With gas prices hovering around $4 a gallon this summer, everyone who drives can appreciate the beauty of vehicles designed to go twice as far on a tank of fuel than today's models — including the people who build cars. Some ideas simply make too much sense to stir much controversy.
That's why even the U.S. auto industry has embraced the new fuel efficiency standards issued by the Environmental Protection Agency this week. The rules will require all new cars and trucks to average 54.5 miles per gallon by 2025, nearly double the fuel efficiency of the U.S. fleet in 2008. The EPA says the higher-gas-mileage cars will save consumers thousands of dollars at the pump over the life of their vehicles and at the same time reduce air pollution from exhaust emissions — along with the nation's dependence on foreign oil.
The Obama administration, which pushed hard for the changes, is calling the new standards nothing less than historic. They expand on the current rule for so-called Corporate Average Fuel Economy (better known as the CAFE standard) under which cars and trucks have to average 29 miles per gallon, with gradual increases to 35.6 miles per gallon by 2016. Carmakers and dealers once complained that the increased cost of producing more fuel-efficient vehicles would put them out of business, but progress since 2008 has been so rapid that they now feel confident they can achieve the higher standard.
All of which leads to one obvious question: Why are Republican presidential candidate Mitt Romney and other leaders in his party opposing a requirement that future cars be more economical to operate, less harmful to the environment and designed in ways that reduce our nation's dependence on Mideast oil?
Mr. Romney says he is against the new rules because they will make new cars more expensive to buy and because the EPA has no business telling automakers how to build their products. Nor is he apparently keen on cutting air pollution, either. Last year he vowed to "get the EPA out of its effort to manage carbon dioxide emissions from automobiles and trucks" if elected.

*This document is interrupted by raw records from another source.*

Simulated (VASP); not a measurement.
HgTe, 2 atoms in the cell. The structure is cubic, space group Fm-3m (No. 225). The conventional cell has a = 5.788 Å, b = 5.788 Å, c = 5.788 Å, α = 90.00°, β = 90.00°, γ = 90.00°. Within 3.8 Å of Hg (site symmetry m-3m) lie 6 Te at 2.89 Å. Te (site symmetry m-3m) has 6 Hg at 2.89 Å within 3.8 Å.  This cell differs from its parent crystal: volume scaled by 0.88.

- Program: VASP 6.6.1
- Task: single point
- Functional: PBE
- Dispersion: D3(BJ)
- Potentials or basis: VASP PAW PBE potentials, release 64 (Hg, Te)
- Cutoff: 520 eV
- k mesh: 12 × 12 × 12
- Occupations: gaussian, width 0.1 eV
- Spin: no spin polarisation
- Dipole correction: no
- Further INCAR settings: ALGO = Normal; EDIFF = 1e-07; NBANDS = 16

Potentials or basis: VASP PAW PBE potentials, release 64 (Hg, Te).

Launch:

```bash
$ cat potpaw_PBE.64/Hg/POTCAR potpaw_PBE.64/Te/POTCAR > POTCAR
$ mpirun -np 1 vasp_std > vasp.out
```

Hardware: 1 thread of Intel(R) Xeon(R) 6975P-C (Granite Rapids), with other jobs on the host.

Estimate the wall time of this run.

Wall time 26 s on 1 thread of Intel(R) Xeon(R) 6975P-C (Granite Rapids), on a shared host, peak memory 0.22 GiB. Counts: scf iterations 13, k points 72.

And his solution to our dependence on oil suppliers in unstable regions of the world" Simply drill more at home, he says (remember "Drill, baby, drill"?) — even though increasing domestic production will never make America energy independent unless we also get serious about conservation.
Granted, it will cost the auto industry more to produce cars and trucks that get better gas mileage, and manufacturers inevitably will pass those increased costs on to consumers. But U.S. Transportation Secretary Ray LaHood says the higher sticker prices will be far outweighed by what consumers save on gas. Even if car prices rose by $2,000 to $3,000, officials estimate, drivers would come out ahead by about $8,000 in fuel savings by 2025. "You put better technology in the car and the price is going to go up," Mr. LaHood predicted. "But it goes up a fraction of what you save on gas."
Making more fuel-efficient cars is also one of the best ways of curbing the carbon emissions from engine exhausts that are polluting the atmosphere and contributing to global warming and climate change. The new EPA standards would cut carbon dioxide emissions from cars and light trucks by 2 billion metric tons over the lifetime of vehicles sold, in addition to saving $1.7 trillion in fuel costs. While you can't put an exact monetary value on the effects of cutting greenhouse gas emissions, the benefits can certainly be felt in terms of the air we breathe and the water we drink.
The fact that Mr. Romney thinks none of this is important suggests he is either so wholly in the pockets of the oil and gas industry that he simply doesn't care, or that his opposition to more fuel-efficient vehicles is driven completely by politics: If the Democrats proposed it, it must be bad. But protecting the environment, conserving energy and reducing our dependence on foreign oil aren't partisan issues, and only someone with a breathtakingly shortsighted, cynical view of the nation's needs could believe otherwise.